Sterling K. Brown was a bit of a late-breaking surprise for his part in American Fiction.  After three Emmy awards and a bunch of recent nominations -- so many nominations -- it seemed inevitable that an Oscar nod was going to happen for him sooner or later (though his movie career has taken longer to fully launch than expected).  While he has no real shot to win, his nomination is likely an indication of things to come.  (An even surer sign that he's made it is that he's created sworn enemies -- the sincerest form of flattery in Hollywood -- in Charles Melton and Willem Dafoe, two actors that were hoping to get his slot.)

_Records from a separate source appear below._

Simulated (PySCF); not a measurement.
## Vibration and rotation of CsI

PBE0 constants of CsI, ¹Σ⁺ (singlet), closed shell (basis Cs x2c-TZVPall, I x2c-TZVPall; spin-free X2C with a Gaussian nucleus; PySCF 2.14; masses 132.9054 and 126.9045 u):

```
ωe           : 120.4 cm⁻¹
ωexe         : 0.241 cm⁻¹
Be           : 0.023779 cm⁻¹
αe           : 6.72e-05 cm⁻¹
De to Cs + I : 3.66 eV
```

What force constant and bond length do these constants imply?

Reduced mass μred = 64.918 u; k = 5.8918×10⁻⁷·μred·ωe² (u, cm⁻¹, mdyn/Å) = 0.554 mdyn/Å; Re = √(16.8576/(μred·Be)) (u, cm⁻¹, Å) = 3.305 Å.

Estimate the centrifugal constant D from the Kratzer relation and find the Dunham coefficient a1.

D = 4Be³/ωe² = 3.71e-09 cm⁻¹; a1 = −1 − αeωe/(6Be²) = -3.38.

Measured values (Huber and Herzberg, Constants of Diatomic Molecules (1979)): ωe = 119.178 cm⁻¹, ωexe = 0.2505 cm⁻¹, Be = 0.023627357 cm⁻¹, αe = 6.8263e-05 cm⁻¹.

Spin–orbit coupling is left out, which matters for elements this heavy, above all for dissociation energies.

Speaking of Charles Melton… I am, apparently, the only one on planet Earth that is not blown away by Melton's performance in May December.  I understand that as a victim of trauma at an early age, his character is supposed to be stunted and withdrawn.  But where viewers and critics alike find his performance mesmerizing and chilling, I find it… well, oafish and flat.  ("Yes, of course it is!" the Internet yells at me.  "That's because he's broken inside, you inconsiderate monster!")  Okay.  I get it.  Actually, I don't.  The performance doesn't strike me as particularly nuanced or engaging.  ("But he has an emotional breakdown in front of his son who's half his age but twice as mature!  The fact that they're totally baked and weirdly sitting on the roof of the house make it all the more poignant, you cretin!")  Sigh.  Every commenter out there anointed him the Oscar winner long before nominations were announced.  ("He's so perfect they should rename the category after him!")  I was unconvinced.  And so, it turns out, was a large portion of the Academy.  What will hindsight say?  I've watched the film again, and, with everyone so passionate about the authenticity of his performance, I'm willing to admit that I may be wrong about it.  On second thought, no.  I'm not.  And so I dub him Gloriously Omitted.  (A couple silly honorable mentions: Brendan Fraser, for showing up to yell for 10 seconds in Killers of the Flower Moon; and Jesse Tyler Ferguson, for treating Cocaine Bear like it's a sequel to Wet Hot American Summer.)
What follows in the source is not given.